Moby-Dick Plot Analysis

Most good stories start with a fundamental list of ingredients: the initial situation, conflict, complication, climax, suspense, denouement, and conclusion. Great writers sometimes shake up the recipe and add some spice.

Initial Situation

Ishmael Goes On His First Whaling Voyage As A Common Sailor For A Three-year Term Aboard The Pequod.

This is where it all starts: Ishmael gets the itch to go a-wandering and heads out into the world. Of course, he has a more specific form of wanderlust than most young men who get the urge to roam. Ishmael’s specifically drawn to the sea, for reasons he can and does explain, and to whaling, for reasons he can’t. Once he’s signed his name on the dotted line and joined the Pequod, there’s no turning back; we’re committed to this adventure along with him.

Conflict

Ishmael Is Caught Up In Captain Ahab’s Quest For Revenge On The White Whale, Moby Dick.
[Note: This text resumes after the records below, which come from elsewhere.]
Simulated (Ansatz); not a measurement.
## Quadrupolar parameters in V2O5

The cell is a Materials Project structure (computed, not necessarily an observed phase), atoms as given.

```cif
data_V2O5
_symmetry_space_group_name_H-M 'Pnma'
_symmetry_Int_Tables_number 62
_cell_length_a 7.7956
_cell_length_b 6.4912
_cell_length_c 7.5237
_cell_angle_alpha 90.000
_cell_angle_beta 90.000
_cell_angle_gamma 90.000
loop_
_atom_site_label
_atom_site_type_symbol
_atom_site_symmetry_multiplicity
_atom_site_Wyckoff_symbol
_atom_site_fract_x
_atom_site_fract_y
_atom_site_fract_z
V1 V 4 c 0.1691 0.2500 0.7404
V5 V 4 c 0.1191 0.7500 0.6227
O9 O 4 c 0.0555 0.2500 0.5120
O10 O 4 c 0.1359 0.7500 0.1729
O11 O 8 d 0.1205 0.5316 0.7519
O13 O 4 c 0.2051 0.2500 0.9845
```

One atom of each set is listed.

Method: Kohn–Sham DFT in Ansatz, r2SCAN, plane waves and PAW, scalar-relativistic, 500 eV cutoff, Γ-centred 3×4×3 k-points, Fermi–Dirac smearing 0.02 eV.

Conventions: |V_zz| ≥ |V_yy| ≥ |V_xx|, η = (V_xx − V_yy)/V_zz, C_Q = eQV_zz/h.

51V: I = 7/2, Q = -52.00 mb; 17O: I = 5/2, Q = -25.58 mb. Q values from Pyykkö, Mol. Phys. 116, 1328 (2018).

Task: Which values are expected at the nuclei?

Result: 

Fitting Moby-Dick into a traditional plot structure is challenging for lots of reasons, but identifying the central conflict isn’t one of them. It’s Captain "Monomaniac" Ahab versus Moby "the White Whale" Dick all the way.

However, while this traditional aspect of plot certainly exists in the novel, we don’t approach it in the traditional way. Our protagonist and narrator, Ishmael, is simply one more common sailor on the periphery of this conflict, not one of the main parties. This is the first time, but not the last, that we’ll wonder who the main character really is in this novel. Ishmael is our entry point into the story, but his tale is swept away by a larger story onto which he stumbles.

Complication

While Ahab Searches For Moby Dick, The Pequod Continues Everyday Whaling Activities: Hunting, Butchering, And Meeting Other Ships.

The problem (as so often happens with these things) is money. The Pequod was commissioned to hunt whales and get plenty of barrels of sperm oil to sell back home to make all the investors and sailors rich—not for Captain Ahab to embark on a single-minded search for vengeance. From the first moment that Ahab declares his intention of pursuing Moby Dick to the ends of the earth, there’s a tension between the official purpose of the ship and the secret, sinister one.

Climax

Captain Ahab Sights Moby Dick.

On one level, identifying this moment as the novel’s climax is simple: Ahab spends nearly the entire novel looking for the White Whale, and the story reaches its peak when he finally finds it.

You might notice, however, that there’s quite a lot of novel between Chapter 36, in which Ahab declares his quest for revenges, and Chapter 133, in which Ahab finally sees Moby Dick for the first time since embarking on his voyage on the Pequod. That’s because, even though there’s the basic scaffolding of a traditional plot structure underneath, most of this novel is too sprawling, too innovative, and just too strange to be contained by classic plot analysis.

Suspense

The Pequod Chases Moby Dick For Three Days.

There’s not much to explain on this one: Ahab sights Moby Dick one morning, but the end of this final confrontation between them won’t happen for 72 hours. The suspense just keeps building as Moby Dick destroys one after another of the Pequod’s whaling boats.

Every time it happens, we think the game is up, but Ahab just keeps going back.

Denouement

Moby Dick Destroys The Pequod And Everyone On Board Is Killed…

Usually, the denouement is a little bit more complex and nuanced than this. After all, denouement literally means "unwinding," and in most novels, several different threads of the plot need to be neatly unwound: the bad guys get their comeuppance, the lovers marry, and so forth.

Or, in a tragedy, we need to find out just exactly how things are going to go wrong for every character. Moby-Dick solves the problem of all that tedious what-happens-to-whom stuff by just killing everyone at the end of the last battle. Well, almost everyone…

Conclusion

… Everyone, That Is, Except Ishmael, Who Escapes To Tell The Story.

As we learn in the epilogue, Ishmael is saved because he’s able to catch hold of a life-buoy—the very same life-buoy that was made out of Queequeg’s coffin. Creepy.